An argument that can’t possibly make sense

Tyler Cowen writes:

Texas has begun to enforce [a law regarding parallel parking] only recently . . . Up until now, of course, there has been strong net mobility into the state of Texas, so was the previous lack of enforcement so bad?

I care not at all about the direction in which people park their cars and I have no opinion on this law, but I have to raise an alarm at Cowen’s argument here.

Let me strip it down to its basic form:

1. Until recently, state X had policy A.

2. Up until now, there has been strong net mobility into state X

3. Therefore, the presumption is that policy A is ok.

In this particular case, I think we can safely assume that parallel parking regulations have had close to zero impact on the population flows into and out of Texas. More generally, I think logicians could poke some holes into the argument that 1 and 2 above imply 3. For one thing, you could apply this argument to any policy in any state that’s had positive net migration.

Hair styling licensing in Florida, anyone?

P.S. I’m not trying to pick on Cowen here. Everybody makes mistakes. The most interesting logical errors are the ones that people make by accident, without reflection. So I thought it could be helpful to point this one out.
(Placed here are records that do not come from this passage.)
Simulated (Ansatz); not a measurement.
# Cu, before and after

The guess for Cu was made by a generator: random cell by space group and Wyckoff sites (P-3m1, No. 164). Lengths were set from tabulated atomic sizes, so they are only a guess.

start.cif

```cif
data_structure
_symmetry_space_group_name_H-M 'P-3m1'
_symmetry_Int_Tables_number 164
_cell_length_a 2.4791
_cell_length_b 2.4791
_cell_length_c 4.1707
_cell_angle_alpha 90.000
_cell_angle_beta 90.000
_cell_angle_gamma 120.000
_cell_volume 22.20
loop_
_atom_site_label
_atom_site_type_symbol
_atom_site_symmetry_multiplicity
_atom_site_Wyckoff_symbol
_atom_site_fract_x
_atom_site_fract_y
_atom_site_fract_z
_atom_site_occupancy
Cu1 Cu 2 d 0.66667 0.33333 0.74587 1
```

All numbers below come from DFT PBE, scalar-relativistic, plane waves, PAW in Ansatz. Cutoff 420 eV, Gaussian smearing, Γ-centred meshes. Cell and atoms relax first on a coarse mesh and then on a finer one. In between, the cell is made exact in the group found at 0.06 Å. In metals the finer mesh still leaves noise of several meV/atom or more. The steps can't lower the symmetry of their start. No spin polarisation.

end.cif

P.P.S. Commenters suggest Cowen was joking. In which case I applaud him for drawing attention to this common error in reasoning,

9 thoughts on “An argument that can’t possibly make sense

  1. "I'm not trying to pick on [Person X]" appears too frequently on this blog. Pick on him, for cryin' out loud! He said something totally idiotic! You beat yourself up endlessly for publishing a false theorem, and yet you bend over backwards to avoid implying that just because somebody has said something stupid, that person has said something stupid.

    By the way, you can stop beating yourself up about that false theorem, too: it's not like it had any impact, since nobody believed it anyway.

  2. Um, I'm pretty sure that Cowen's post was firmly tongue-in-cheek. I would have thought that saying "the resulting policy uncertainty adds to our current output gap" about a parallel parking law would have been a dead give away.

  3. Cowen's post was *obviously* tongue-in-cheek. The joke is on you. And the statement regarding the "most interesting logical errors" applies to you, not him.

  4. Nobody would seriously say " And is not a car, if parked for long enough, infinitely dangerous in any case?"

  5. Obviously, if parallel parking had been enforced those unable to conform would have driven on to another state?